Merry Monarch for Christmas; a stocking filler at Cheffin’s Fine Sale today

There’s a lovely painting in day 2 of Cheffin’s auctions Fine Sale today, this portrait of King Charles II after Lely lot 678. The painting measures only about 9 inches by 7. It’s on a fine-weave canvas laid onto a panel, and it must’ve been cut from a slightly larger painting to fit the – stunning – seventeenth century auricular frame it’s in.

(c) Cheffins Fine Art Auctioneers.

As Cheffins say, it’s after a portrait by Sir Peter Lely (1618–1680), known from a mezzotint in reverse by Alexander Browne in the National Portrait Gallery, and a small-scale copy by Mary Beale formerly with Philip Mould. The Beale is described here in Philip’s past stock catalogue, an invaluable resource, especially with so many archives currently under restriction.

(c) Philip Mould and Co.

Cheffins’s comparison with the Philip Mould painting is a very important one. They are on the same scale and the Cheffins portrait must be another version of the same composition. It’s a lovely thing. Just the right size to fit in a Christmas stocking.

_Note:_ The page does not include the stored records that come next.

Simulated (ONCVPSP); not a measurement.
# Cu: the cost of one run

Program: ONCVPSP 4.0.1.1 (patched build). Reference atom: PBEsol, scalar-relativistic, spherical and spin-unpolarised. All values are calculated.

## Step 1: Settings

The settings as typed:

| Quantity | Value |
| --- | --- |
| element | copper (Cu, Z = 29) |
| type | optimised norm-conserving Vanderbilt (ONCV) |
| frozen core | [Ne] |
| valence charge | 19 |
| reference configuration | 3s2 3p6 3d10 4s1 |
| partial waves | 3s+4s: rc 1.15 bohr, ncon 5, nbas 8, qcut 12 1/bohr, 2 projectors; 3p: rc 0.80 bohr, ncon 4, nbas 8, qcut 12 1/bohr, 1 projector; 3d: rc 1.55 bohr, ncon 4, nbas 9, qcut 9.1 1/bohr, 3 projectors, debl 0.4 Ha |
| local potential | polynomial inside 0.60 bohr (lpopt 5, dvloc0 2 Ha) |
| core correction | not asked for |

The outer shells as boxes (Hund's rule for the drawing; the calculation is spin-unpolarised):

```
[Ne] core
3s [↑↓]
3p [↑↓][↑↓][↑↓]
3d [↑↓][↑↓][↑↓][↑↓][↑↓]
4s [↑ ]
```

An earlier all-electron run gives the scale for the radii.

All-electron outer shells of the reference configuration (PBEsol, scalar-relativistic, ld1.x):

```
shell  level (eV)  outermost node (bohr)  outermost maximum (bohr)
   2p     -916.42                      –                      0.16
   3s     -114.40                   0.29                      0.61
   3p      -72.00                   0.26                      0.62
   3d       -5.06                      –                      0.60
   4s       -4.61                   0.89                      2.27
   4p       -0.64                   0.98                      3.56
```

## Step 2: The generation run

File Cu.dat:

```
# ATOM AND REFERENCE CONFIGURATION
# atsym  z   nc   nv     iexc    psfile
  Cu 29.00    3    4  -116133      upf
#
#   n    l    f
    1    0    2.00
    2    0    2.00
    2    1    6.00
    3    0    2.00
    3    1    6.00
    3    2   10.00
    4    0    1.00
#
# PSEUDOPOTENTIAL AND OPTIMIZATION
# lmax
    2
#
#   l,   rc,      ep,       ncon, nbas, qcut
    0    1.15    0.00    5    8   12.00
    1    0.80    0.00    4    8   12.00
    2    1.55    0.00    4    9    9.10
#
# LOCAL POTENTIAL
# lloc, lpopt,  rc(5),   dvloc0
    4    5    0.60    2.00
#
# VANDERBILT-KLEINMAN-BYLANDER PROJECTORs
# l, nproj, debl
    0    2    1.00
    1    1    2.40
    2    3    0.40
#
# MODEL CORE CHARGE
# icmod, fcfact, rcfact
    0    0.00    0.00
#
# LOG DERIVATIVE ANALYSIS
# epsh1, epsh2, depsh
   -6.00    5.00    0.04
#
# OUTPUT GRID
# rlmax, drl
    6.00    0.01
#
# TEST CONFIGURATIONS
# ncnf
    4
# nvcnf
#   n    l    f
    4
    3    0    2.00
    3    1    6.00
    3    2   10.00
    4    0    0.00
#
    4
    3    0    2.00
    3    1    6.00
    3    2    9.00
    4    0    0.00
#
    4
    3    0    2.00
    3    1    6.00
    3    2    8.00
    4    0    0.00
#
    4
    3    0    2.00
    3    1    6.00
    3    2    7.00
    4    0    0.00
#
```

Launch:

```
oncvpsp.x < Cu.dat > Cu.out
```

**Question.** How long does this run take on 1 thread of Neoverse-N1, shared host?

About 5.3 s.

The painting is from the property of the late Michael Stennett (1946–2020), the opera designer turned Suffolk painter and – according to his obituary – writer of ‘stiff letters’.

Update: it sold for £2,000 hammer against an estimate of £400 – 600. Nice one, someone. I wouldn’t be at all surprised if it’s by Beale herself. In which case it’s interesting. The Philip Mould portrait was originally acquired with this portrait of Sir Thomas Isham Bt, Beale’s small-scale copy of Lely’s original of c.1675 at Lamport Hall.

(c) Philip Mould and Co.

There is also a studio copy of Lely’s King Charles II in armour at Lamport, and I’d always assumed that Beale must have copied them both together, perhaps for a member of the Isham family. The Cheffins painting suggests that she produced at least one other version of the Charles II. It would have been a popular image, being one of the best portraits of him, so I wonder if it was a pattern she kept a record of and reproduced for stock. Beale’s friendship with Lely is well known and she was a favoured copyist of his work. He allowed her and her husband Charles Beale the artists’ colourman the rare honour of watching him paint and studying his technique.